Re: [PATCH] PCI: hv: Do not set PCI_COMMAND_MEMORY to reduce VM boot time

From: Bjorn Helgaas
Date: Thu Apr 28 2022 - 15:12:25 EST

On Tue, Apr 26, 2022 at 07:25:43PM +0000, Jake Oshins wrote:
> > -----Original Message-----
> > From: Dexuan Cui <decui@xxxxxxxxxxxxx>
> > Sent: Tuesday, April 26, 2022 11:32 AM
> > To: Lorenzo Pieralisi <lorenzo.pieralisi@xxxxxxx>
> > Cc: Jake Oshins <jakeo@xxxxxxxxxxxxx>; Bjorn Helgaas <helgaas@xxxxxxxxxx>;
> > bhelgaas@xxxxxxxxxx; Alex Williamson <alex.williamson@xxxxxxxxxx>;
> > wei.liu@xxxxxxxxxx; KY Srinivasan <kys@xxxxxxxxxxxxx>; Haiyang Zhang
> > <haiyangz@xxxxxxxxxxxxx>; Stephen Hemminger <sthemmin@xxxxxxxxxxxxx>;
> > linux-hyperv@xxxxxxxxxxxxxxx; linux-pci@xxxxxxxxxxxxxxx; linux-
> > kernel@xxxxxxxxxxxxxxx; Michael Kelley (LINUX) <mikelley@xxxxxxxxxxxxx>;
> > robh@xxxxxxxxxx; kw@xxxxxxxxx; kvm@xxxxxxxxxxxxxxx
> > Subject: RE: [PATCH] PCI: hv: Do not set PCI_COMMAND_MEMORY to reduce
> > VM boot time
> >
> > > From: Lorenzo Pieralisi <lorenzo.pieralisi@xxxxxxx>
> > > Sent: Tuesday, April 26, 2022 9:45 AM
> > > > ...
> > > > Sorry I don't quite follow. pci-hyperv allocates MMIO for the bridge
> > > > window in hv_pci_allocate_bridge_windows() and registers the MMIO
> > > > ranges to the core PCI driver via pci_add_resource(), and later the
> > > > core PCI driver probes the bus/device(s), validates the BAR sizes
> > > > and the pre-initialized BAR values, and uses the BAR configuration.
> > > > IMO the whole process doesn't require the bit PCI_COMMAND_MEMORY to
> > > > be pre-set, and there should be no issue to delay setting the bit to
> > > > a PCI device device's .probe() -> pci_enable_device().
> > >
> > > IIUC you want to bootstrap devices with PCI_COMMAND_MEMORY clear
> > > (otherwise PCI core would toggle it on and off for eg BAR sizing).
> > >
> > > Is that correct ?
> >
> > Yes, that's the exact purpose of this patch.
> >
> > Do you see any potential architectural issue with the patch?
> > From my reading of the core PCI code, it looks like this should be safe.

I don't know much about Hyper-V, but in general I don't think the PCI
core should turn on PCI_COMMAND_MEMORY at all unless a driver requests
it. I assume that if a guest OS depends on PCI_COMMAND_MEMORY being
set, guest firmware would take care of setting it.

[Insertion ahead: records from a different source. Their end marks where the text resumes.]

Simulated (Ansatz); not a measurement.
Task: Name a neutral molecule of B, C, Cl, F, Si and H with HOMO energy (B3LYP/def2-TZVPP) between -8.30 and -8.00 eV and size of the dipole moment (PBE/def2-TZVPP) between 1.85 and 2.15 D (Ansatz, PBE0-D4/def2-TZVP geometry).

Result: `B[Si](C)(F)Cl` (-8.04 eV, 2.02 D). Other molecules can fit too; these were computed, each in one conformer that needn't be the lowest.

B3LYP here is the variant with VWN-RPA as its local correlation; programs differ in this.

> > Jake has some concerns that I don't quite follow.
> > @Jake, could you please explain the concerns with more details?
> First, let me say that I really don't know whether this is an issue.
> I know it's an issue with other operating system kernels. I'm
> curious whether the Linux kernel / Linux PCI driver would behave in
> a way that has an issue here.
> The VM has a window of address space into which it chooses to put
> PCI device's BARs. The guest OS will generally pick the value that
> is within the BAR, by default, but it can theoretically place the
> device in any free address space. The subset of the VM's memory
> address space which can be populated by devices' BARs is finite, and
> generally not particularly large.
> Imagine a VM that is configured with 25 NVMe controllers, each of
> which requires 64KiB of address space. (This is just an example.)
> At first boot, all of these NVMe controllers are packed into address
> space, one after the other.
> While that VM is running, one of the 25 NVMe controllers fails and
> is replaced with an NVMe controller from a separate manufacturer,
> but this one requires 128KiB of memory, for some reason. Perhaps it
> implements the "controller buffer" feature of NVMe. It doesn't fit
> in the hole that was vacated by the failed NVMe controller, so it
> needs to be placed somewhere else in address space. This process
> continues over months, with several more failures and replacements.
> Eventually, the address space is very fragmented.
> At some point, there is an attempt to place an NVMe controller into
> the VM but there is no contiguous block of address space free which
> would allow that NVMe controller to operate. There is, however,
> enough total address space if the other, currently functioning, NVMe
> controllers are moved from the address space that they are using to
> other ranges, consolidating their usage and reducing fragmentation.
> Let's call this a rebalancing of memory resources.
> When the NVMe controllers are moved, a new value is written into
> their BAR. In general, the PCI spec would require that you clear
> the memory enable bit in the command register (PCI_COMMAND_MEMORY)
> during this move operation, both so that there's never a moment when
> two devices are occupying the same address space and because writing
> a 64-bit BAR atomically isn't possible. This is the reason that I
> originally wrote the code in this driver to unmap the device from
> the VM's address space when the memory enable bit is cleared.
> What I don't know is whether this sequence of operations can ever
> happen in Linux, or perhaps in a VM running Linux. Will it
> rebalance resources in order to consolidate address space? If it
> will, will this involve clearing the memory enable bit to ensure
> that two devices never overlap?

This sequence definitely can occur in Linux, but it hasn't yet become
a real priority. But we do already have issues with assigning space
for hot-added devices in general, especially if firmware hasn't
assigned large windows to things like Thunderbolt controllers. I
suspect that we have or will soon have issues where resource
assignment starts failing after a few hotplugs, e.g., dock/undock

There have been patches posted to rebalance resources (quiesce
drivers, reassign, restart drivers), but they haven't gone anywhere
yet for lack of interest and momentum. I do feel like we're the
tracks and the train is coming, though ;)